The International Day of Francophonie or, as they say in French, Journée Internationale de la Francophonie, which is held each year on 20 March, brings together francophones (speakers of the French language) and francophiles (lovers of France) in a global celebration of the French language and culture.
International Day of La Francophonie was founded in 1988 to commemorate the establishment of the institution of La Francophonie, an organization representing the francophone community, on 20 March, 1970. However, the Day is more than just a celebration of camaraderie among French speakers and an opportunity to felicitate the French language. It is also a day to uphold the humanist values shared by members of La Francophonie, and to emphasize the inherent strength of the French language to communicate and spread the values of peace and democracy, respect for human rights, cultural diversity, solidarity, sustainable development and economic growth.
La Fracophonie traces its origins to the late 1960s. Following the end of World War II in 1945, European colonial rulers began to grant independence to their colonies in different parts of the world. By the early-1960s, most of the former French colonies in Asia, Africa and the Pacific islands had been decolonized, often peacefully, but also sometimes forcibly.
In the late-1960s, calls for greater cooperation and collaboration among nations that were at one time or another linked to France through linguistic, geographic, political or militaristic connections, began to gain ground. The need for an organization, on the lines of the British Commonwealth, to enhance cooperation among French-speaking nations and to represent them more effectively on the international stage led to the creation on 20 March1970 of Agence de Coopération Culturelle et Technique (Agency for Cultural and Technical Cooperation) during the conference of Heads of State of 21 countries in Niamey, the capital of Niger.
Over the years, the Agency evolved in form and function to eventually transform itself in 2005 into the Organisation Internationale de la Francophonie (OIF), or La Francophonie for short. The OIF has the dual mandate of serving as a platform for solidarity and cooperation among its members based on common values and a shared language, as well as to be an effective actor on the international scene.
Today, with 84 States and participating governments (58 members and 26 observers) the OIF represents nearly a billion people spread over five continents and accounting for nearly 19 percent of the world’s trade in goods. The OIF is also one of the biggest linguistic zones in the world, with nearly 275 million French speakers and 32 member states where French is either the official language, or one of the official languages.
Michaëlle Jean, the former Governor-General of Canada, is the incumbent Secretary-General of the organization. She was elected in 2015 and will serve a four-year term. As Secretary-General she heads the OIF’s political activities and represents La Francophonie at the international level.

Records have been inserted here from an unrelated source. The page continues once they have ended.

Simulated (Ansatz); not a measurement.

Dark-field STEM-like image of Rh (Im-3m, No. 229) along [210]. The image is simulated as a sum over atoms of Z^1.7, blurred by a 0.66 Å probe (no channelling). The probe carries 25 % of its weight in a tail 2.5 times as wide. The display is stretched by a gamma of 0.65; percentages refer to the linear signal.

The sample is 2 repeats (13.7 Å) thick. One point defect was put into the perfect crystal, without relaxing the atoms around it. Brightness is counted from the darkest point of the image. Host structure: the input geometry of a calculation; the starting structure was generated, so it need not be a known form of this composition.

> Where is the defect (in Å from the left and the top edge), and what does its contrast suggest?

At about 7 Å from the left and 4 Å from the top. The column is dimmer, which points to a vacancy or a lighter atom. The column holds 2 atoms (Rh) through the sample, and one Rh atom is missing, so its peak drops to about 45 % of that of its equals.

The current chairperson of the organization is Prime Minister Olivier Solonandrasana of Madagascar, who began his two-year term at the last Francophonie Summit held in Madagascar in 2016.
The organization has three governing bodies that mandate the actions to be implemented by OIF members: Conference of the Heads of State and participating governments (Summit); Ministerial Conference (CMF) and Permanent Council (CPF).
The Summit brings together leaders of the organization for a summit every two years. The last summit was held in Madagascar in 2016; the next is in Armenia in 2018 and then in Tunisia in 2020.
The Ministerial Conference is a gathering of the organization's foreign ministers every year to ensure continuity of the Summits.
The Permanent Council gathers the designated ambassadors of the member countries; it is chaired by the Secretary-General and is under the authority of Ministerial Conference and is mandated to plan for the biannual Summits.
The organization’s strategic framework for the period 2015-2022, which provides long-term guidance to the various actors of La Francophonie, emphasizes four missions for promotion: The French language and, cultural and linguistic diversity; Peace, democracy and human rights; Education, training, higher education and research; Sustainable development and economic growth. The Strategic Framework also places women and youth at the center of La Francophonie’s actions, and identifies Africa as a priority continent.
Also, during their last Summit in Madagascar in November 2016, the OIF leaders adopted several resolutions, including exiting crises and promoting peace-building in the French-speaking world, as well as preventing violent radicalization and extremism. The organization also resolved to promote gender equality and the rights and empowerment of women and girls, as well as prevent child marriages, and discourage early and forced marriages. Resolutions were also adopted to invest in vocational and technical training, and in the health sector, so as to support shared growth in French-speaking nations. Providing clean and sustainable energy for all in Africa, developing the blue economy and decentralization and local development were other resolutions passed at the Madagascar Summit.
In addition to the three main institutions, the OIF also has an advisory body, the Parliamentary Assembly of La Francophonie (APF) and four operational institutions: International Association of Francophone Mayors (AIMF), TV5 Monde, Senghor University of Alexandria and Academic Agency of La Francophonie (AUF).
The APF is responsible for promoting democracy, the rule of law and respect for human rights among members, while the AUF is the main operator of the cultural, scientific, technical, economic and legal cooperation programs of La Francophonie.
The 58 Member States and Governments are:
Albania, Principality of Andorra, Armenia, Kingdom of Belgium, French Community of Belgium, Benin, Bulgaria, Burkina Faso, Burundi, Cambodia, Cameroon, Canada, Canada-New-Brunswick, Canada-Quebec, Cape Verde, Central African Republic, Chad, Comoros, Congo, Cyprus, Democratic Republic of the Congo, Djibouti, Dominica, Egypt, Equatorial Guinea, France, Gabon, Ghana, Greece, Guinea, Guinea-Bissau, Haiti, Ivory Coast, Laos, Lebanon, Luxembourg, former Yugoslav Republic of Macedonia, Madagascar, Mali, Morocco, Mauritius, Mauritania, Moldova, Monaco, Niger, Qatar, Romania, Rwanda, Saint Lucia, Säo Tomé and Principe, Senegal, Seychelles, Switzerland, Togo, Tunisia, Vanuatu, Vietnam.
The 23 Observers are:
Austria, Bosnia and Herzegovina, Costa Rica, Croatia, Czech Republic, Dominican Republic, Estonia, Georgia, Hungary, Kosovo, Latvia, Lithuania, Mexico, Montenegro, Mozambique, Poland, Serbia, Slovakia, Slovenia, Thailand, Ukraine, United Arab Emirates, Uruguay.